I first saw Star Wars at the movie theater when I was eight years old. When I tell my son that I know about the first Star Wars, my young son will correct me and say, “No, MOM, it’s not the FIRST Star Wars, it’s episode IV: A New Hope.”

WTH?

When you start messing with chronology and prequels, you lose me. You had me at Clone Troopers, Boba Fett, Jango Fett, General Grievous, Count Dooku. And Anakin. Who IS this kid?

If I had to write an essay on the Star Wars storyline and how these characters interact, I would pee my Jedi briefs. I just don’t get it. And I’m a pretty smart cookie.

I mean, I know Chewbacca C-3PO, R2-D2, Han Solo, Luke Skywalker, Darth Vader, Jabba the Hut, Princess Leia, Storm Troopers, Yoda. You could quiz me. I even know the Millenium Falcon and the Death Star.

Dude! When I was a kid, C-3PO and R2-D2 did a Public Service Announcement about immunize-your-children-against-Whooping-Cough. Whooping Cough?! Yeah that. Now I sound as if I’m as old as Yoda.

Then there’s the Wookies, Ewoks, even Jar Jar Binks (doesn’t he sound like Dobby in Harry Potter?) I know them!

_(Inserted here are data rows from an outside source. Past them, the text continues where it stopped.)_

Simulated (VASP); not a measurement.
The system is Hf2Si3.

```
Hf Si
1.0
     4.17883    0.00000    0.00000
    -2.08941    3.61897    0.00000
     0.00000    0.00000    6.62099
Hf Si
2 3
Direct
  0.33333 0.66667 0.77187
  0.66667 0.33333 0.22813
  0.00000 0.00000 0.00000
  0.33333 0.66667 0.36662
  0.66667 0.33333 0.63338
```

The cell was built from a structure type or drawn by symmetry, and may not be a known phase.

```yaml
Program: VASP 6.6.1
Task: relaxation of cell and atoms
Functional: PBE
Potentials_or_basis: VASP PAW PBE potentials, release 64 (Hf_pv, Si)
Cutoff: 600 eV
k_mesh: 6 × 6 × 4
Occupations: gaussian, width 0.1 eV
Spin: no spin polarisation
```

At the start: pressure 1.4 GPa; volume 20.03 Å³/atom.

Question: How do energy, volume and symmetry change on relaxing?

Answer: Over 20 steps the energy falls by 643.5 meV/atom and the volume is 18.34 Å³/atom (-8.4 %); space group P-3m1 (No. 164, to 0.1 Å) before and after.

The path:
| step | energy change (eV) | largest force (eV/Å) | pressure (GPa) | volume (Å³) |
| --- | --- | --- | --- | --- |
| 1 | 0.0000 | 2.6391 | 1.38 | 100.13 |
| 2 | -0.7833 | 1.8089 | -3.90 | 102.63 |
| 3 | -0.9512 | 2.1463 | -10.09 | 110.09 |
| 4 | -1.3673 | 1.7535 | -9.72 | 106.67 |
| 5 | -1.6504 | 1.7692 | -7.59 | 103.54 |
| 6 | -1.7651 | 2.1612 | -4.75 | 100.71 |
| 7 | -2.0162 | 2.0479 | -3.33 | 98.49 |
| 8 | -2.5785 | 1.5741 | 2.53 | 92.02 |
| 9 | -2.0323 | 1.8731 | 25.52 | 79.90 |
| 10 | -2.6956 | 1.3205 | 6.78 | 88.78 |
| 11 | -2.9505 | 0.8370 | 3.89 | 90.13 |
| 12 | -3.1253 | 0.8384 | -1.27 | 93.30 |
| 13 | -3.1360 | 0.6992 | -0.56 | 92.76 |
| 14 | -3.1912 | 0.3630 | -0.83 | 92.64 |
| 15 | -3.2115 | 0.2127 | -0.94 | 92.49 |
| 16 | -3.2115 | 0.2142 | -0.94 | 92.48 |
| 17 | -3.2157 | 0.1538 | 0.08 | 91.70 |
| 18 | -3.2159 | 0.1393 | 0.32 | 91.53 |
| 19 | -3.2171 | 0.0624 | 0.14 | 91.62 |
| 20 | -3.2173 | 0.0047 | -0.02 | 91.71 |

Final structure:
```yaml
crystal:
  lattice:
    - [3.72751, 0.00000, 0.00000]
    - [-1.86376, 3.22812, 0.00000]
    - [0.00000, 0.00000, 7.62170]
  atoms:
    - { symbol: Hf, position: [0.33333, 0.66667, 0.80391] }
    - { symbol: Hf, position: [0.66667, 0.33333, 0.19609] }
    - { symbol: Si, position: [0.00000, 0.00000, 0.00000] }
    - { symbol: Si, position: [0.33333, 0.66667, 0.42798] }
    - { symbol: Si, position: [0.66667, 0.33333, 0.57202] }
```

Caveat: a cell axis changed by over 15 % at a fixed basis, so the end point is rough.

I am the mother to three children who happen to love this sextiology. My youngest son will talk for hours straight about Boba and Jango. I nod and smile as if I totally get it. (I don’t have a clue.)

But I’ll buy the Lego Star Wars game on Xbox 360, light sabers, the Clone Trooper Halloween costume, the Lego sets, the Yoda jammies, toothbrushes. Regardless of my Star Wars retardation, I DO have a clue about consumerism and merchandising. I get that.